Wind load on a single beam

[SKJ25POL]

May I ask if my wind load calculation for single W shape beam (54 ft span), 40 feet up in air laying upright is correct?

I have velocity pressure of 21.00 psf the beam is a W 24x68

I think applying a uniform wind load laterally of 54 ft x 40 psf = 2160 plf or 2.16 is the wind load on beam. May I ask if I am correct?

Thank you

 

[TehMightyEngineer]

Seems close enough to what I would expect, didn't run any numbers to see if it's correct, though as you didn't say what MPH wind zone you're in.

Just curious though, how is the wind load actually controlling the design? Is it because of the 54 ft span?

Maine EIT, Civil/Structural.

 

[PAstructural08]

Without know additional information the actual wind pressure could not be checked.
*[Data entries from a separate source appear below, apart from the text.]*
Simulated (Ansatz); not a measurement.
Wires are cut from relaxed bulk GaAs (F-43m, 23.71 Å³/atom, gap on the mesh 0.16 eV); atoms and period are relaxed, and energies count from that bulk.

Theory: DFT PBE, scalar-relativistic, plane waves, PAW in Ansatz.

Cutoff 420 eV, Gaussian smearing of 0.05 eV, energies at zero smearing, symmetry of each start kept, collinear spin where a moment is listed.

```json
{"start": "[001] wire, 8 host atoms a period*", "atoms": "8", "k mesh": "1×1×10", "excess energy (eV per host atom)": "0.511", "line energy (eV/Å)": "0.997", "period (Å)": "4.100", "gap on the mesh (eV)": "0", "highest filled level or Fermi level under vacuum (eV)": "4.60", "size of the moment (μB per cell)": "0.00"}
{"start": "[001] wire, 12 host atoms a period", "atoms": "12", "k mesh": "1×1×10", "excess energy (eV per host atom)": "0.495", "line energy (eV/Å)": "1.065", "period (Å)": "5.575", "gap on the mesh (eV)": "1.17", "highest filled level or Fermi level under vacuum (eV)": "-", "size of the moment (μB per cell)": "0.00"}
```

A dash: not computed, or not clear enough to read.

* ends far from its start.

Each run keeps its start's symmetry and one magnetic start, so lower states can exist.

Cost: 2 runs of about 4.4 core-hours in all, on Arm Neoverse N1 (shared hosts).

You give a wind pressure of 21 psf so where does the 40 psf come from?
Also, you shouldn't be multiplying the wind pressure by the length of the beam; it should be the design pressure x the depth of the beam. That will give you a linear load on your beam that should be applied to the length (54ft).

 

[TehMightyEngineer]

Yeah, good catch PA. It looks like you took the 21 PSF x 2 ft to get roughly the 40 PSF (which should be PLF). You then multiplied by the length to get the total load of 2160 lb or 2.16 kips. Again, this is a relatively small load for a W24x68, even in weak-axis bending. I can only assume it's being controlled by combined bi-axial bending with the long span. You should also check if there is any second-order effects on the beam.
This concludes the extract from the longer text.